I made a large adjustment to the flow rate which brought VEs into check with Peter’s base table but quick tune was still off the mark. So I took my injectors back for testing dead times and flow at 2.5bar on the injectors shop’s new machine. Shit in = shit out I figure.
There was a huge difference in flow rate.
186cc/min vs my calculated 215cc/min. And the dead time curve was way off. Hopefully I don’t stray into high duty cycles, else I might need to upgrade to yellow tops or 3bar regulator.
I just gave it another warmup and VEs are more like 48 at idle. Back to square one with on-road tuning but at least once the VE table is sorted, any changes should be tolerated with more accurate injector data.
More to come!
I made a large adjustment to the flow rate which brought VEs into check with Peter’s base table but quick tune was still off the mark. So I took my injectors back for testing dead times and flow at 2.5bar on the injectors shop’s new machine. Shit in = shit out I figure.
There was a huge difference in flow rate.
186cc/min vs my calculated 215cc/min. And the dead time curve was way off. Hopefully I don’t stray into high duty cycles, else I might need to upgrade to yellow tops or 3bar regulator.
I just gave it another warmup and VEs are more like 48 at idle. Back to square one with on-road tuning but at least once the VE table is sorted, any changes should be tolerated with more accurate injector data.
More to come!
What part number are they?
0280150734 standard DFZ ones. I won't be posting the data, but if anyone wants it I will be happy to share privately.
I just gave them a call to clarify. Their Bosch datasheet says they are 215cc/min @ 3bar with N-heptane. Converted to 2.5bar puts them down to ~200cc/min.

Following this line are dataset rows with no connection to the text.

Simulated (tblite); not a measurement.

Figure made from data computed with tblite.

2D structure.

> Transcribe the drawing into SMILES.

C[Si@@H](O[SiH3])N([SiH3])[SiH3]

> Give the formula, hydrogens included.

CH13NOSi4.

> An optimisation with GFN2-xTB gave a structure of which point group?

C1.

The fluid they use is closer in viscosity to E85 which is thicker than 98. The conversation got a bit nerdy, but the tech said I should be adding about 7% onto the flow rate but the dead time's won't change. Since his customer base is mostly boosted race engines with 1000cc injectors he uses that fluid to be on the conservative side.
If you can, upgrading now to 3 bar Mi16 fuel rail is well worth doing to get the best from engine mods.
Because the L-Jetronic is 'tuned' by (mostly) changing resistors, I believe the reason for the drop to 2.5 bar was to get the injector pulse width to match an existing 8v ECU.
I had considered that before dropping them into the shop to get them tested at 2.5bar. But hey, I'm happy to see how far I can push it using what I have, for the benefit of others. The next (possibly never) logical upgrade would be ITBs which would need a fuel system rework anyway.
What's the point of an Mi16 rail. Can't I just swap the regulator over from an XU10J2 or XU9JAZ which run mi16 injectors at 3bar?
Took it for a spin today to fill up the tyres. Apart from idle, I didn't touch Peter's Mi16 base fuel table. Not too dissimilar VE's, but hard to comment without a tune. The main thing is, it is very driveable! Already better than Jetronic.
Volume. I suspect it's bigger, hopefully @PeterT can confirm. The rail acts like a plenum, as pulsewidths increase (especially if 2 injectors fire at same time) if the rail volume is too small you can end up with standing waves that I've seen starve an injector of fuel.
I don't think the Mi16 fuel rail is any bigger than the GTi rail. If fact it differs significantly in mounting style and integration of the regulator. Additionally, the Mi16 has a damper in the system. I'd just keep using it at 2.5 Bar, if that's what you have the data for. The difference in volume between 2.5 Bar and 3 Bar is 9%, which is about what you've confirmed.
I said that, as being past tense, in that the map I gave Lachlan was from an Mi16 using the 734 injectors.